Secure some additional tax deductions for 2014 by donating to a charitable cause. As long as you itemize your donations, you can claim everything from cash donations to goods to used vehicle donations. You can even give some of your stock to charity, thus avoiding capital gains tax.
Just be sure to get a signed and dated receipt from the charity, noting the amount of your contribution -- especially if you're donating goods instead of cash. As an added precaution, take photographs of any high-value donations (over $250).
You may qualify for another tax credit by making energy-efficient home improvements like windows, insulation and roofing. You'll also save more in the long run on your home's heating and cooling costs. To see which improvements qualify for a tax credit, go to the federal government's energy savings website, which lists comprehensive details that are broken down state-by-state.

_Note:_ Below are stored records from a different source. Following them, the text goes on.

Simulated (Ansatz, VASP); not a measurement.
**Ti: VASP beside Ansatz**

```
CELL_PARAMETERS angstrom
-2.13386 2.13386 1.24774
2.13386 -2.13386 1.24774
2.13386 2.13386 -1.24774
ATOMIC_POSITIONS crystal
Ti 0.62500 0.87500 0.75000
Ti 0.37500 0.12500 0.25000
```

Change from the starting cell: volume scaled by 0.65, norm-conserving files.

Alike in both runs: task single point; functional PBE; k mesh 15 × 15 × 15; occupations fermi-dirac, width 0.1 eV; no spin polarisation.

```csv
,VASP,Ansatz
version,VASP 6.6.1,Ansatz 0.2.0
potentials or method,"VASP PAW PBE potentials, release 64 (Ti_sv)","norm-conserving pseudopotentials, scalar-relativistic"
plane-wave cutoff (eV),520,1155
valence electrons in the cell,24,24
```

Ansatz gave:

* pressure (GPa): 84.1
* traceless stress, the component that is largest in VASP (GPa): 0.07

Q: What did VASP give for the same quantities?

If you need to enroll for coverage on the healthcare exchanges, you have until Dec. 15, 2014 to sign up for coverage that begins on Jan. 1, 2015. If you're already enrolled in a marketplace plan, you may be able to change your coverage if you've had a qualifying life event, such as a marriage or a move to another state.
You can give up to $14,000 to individuals per year without needing to file a gift tax return. If you're married, you and your spouse can each bequeath gifts of $14,000 to an individual without triggering a taxable event. If you decide to give a major financial gift to your children, talk to your kids first about strong money-management skills. Here's a free guide to help to talk to your kids about money.
Giving a little bit each year can also help reduce your overall estate tax burden (although the estate tax exemption is $5.34 million in 2014, which means few taxpayers will need to worry about this).